For most OLTP queries, we recommend using Index Lookup Join with a small size of the left part. These operations read little data and can be performed efficiently.
How do I make a Join with data from query parameters?
You can use query parameter data as a constant table. To do this, use the
AS_TABLE modifier with a parameter whose type is a list of structures:
DECLARE $data AS List<Struct<Key1: UInt64, Key2: String>>; SELECT * FROM AS_TABLE($data) AS d INNER JOIN some_table AS t ON t.Key1 = d.Key1 AND t.Key2 = d.Key2;
There is no explicit limit on the number of entries in the constant table, but mind the standard limit on the total size of query parameters (50 MB).
How efficient is it to run multiple queries in a transaction?
When multiple queries are run sequentially, the total transaction latency may be greater than when the same operations are executed within a single query. This is primarily due to additional network latency for each query. Therefore, if a transaction doesn't need to be interactive, we recommend formulating all operations in a single YQL query.

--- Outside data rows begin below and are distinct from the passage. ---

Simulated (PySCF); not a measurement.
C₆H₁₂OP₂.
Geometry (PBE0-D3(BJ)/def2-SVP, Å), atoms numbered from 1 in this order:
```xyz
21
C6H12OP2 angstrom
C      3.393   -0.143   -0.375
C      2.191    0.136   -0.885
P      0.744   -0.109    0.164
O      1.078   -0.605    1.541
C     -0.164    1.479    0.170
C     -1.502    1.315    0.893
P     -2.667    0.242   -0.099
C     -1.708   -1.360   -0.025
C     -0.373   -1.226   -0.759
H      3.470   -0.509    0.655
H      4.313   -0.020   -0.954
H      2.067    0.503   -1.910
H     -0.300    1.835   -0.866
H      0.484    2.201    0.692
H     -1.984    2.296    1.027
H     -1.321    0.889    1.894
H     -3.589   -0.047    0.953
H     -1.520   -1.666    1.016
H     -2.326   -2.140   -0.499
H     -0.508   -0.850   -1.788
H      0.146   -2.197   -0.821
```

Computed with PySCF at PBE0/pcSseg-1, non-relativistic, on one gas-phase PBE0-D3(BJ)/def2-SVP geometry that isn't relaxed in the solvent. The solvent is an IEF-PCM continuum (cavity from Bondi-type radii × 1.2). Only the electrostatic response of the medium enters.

Is a separate query atomic?
In general, YQL queries can be executed in multiple consecutive phases. For example, a Join query can be executed in two phases: reading data from the left and right table, respectively. This aspect is important when you run a query in a transaction with a low isolation level (
online_read_only), as in this case, data in-between its execution phases can be updated by other transactions.